Maintaining the Gold Standard
When a product’s inaccuracies can’t be resolved, the item is taken out of the catalog. “Anything that compromises the brand is unacceptable,” insists Coleman. That includes toy dinosaurs whose forearms are inaccurately proportioned and stuffed animals with the wrong number of toes.
This all-or-nothing mindset persists beyond the product sale.
“We have a very simple policy: 100-percent satisfaction,” says Coleman. “We don’t argue [with customers], we just take it back.”
Though the catalog’s call center operations are outsourced to Keystone Internet Services in Hanover, PA, the catalog’s staffers at headquarters often are required to listen to monitored calls. Last year, the catalog also began what aims to be an annual mail survey that asks 2,000 customers to rate their overall product and sales experience. In response to some of these findings, the catalog expanded its variety of lower price point merchandise and children’s products.
Staffers also read and respond to customer mail. One customer who wrote to dispute the accuracy of the battle information presented in the copy for a set of Civil War figurines received copies of the group’s own product research, which proved to be correct.
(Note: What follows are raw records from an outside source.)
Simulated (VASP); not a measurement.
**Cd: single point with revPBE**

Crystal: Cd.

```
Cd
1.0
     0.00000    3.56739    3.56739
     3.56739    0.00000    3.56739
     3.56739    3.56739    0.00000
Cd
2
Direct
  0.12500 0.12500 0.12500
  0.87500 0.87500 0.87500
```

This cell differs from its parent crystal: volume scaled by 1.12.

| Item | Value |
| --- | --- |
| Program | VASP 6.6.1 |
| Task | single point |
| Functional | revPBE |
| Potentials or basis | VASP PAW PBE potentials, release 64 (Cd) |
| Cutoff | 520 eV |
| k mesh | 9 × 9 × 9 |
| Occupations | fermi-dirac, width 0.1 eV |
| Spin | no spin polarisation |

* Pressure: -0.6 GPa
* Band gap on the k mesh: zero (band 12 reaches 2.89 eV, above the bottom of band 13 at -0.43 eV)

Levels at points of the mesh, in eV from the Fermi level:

National Geographic even recalled two products in 2000 and 2001 (a lantern and a wooden vase, respectively) that prompted mild quality and functionality concerns from customers. The company sent each customer who’d bought the items a refund, an apology letter and a gift certificate for future purchases.
“That’s the kind of standard our customers hold us to,” Coleman says. With an average magazine subscription-renewal rate of 12 years, adds Berkeley, the Society, and by extension its catalog, has an extremely loyal and perceptive customer base. Officials at National Geographic take that loyalty very seriously and work hard to maintain it.
The catalog has increased its product offerings by about 80 percent since its 1998 relaunch, and can credit its best-selling items with enabling it to do so. Top sellers include telescopes, atlases, books, shoes and licensed children’s T-shirts.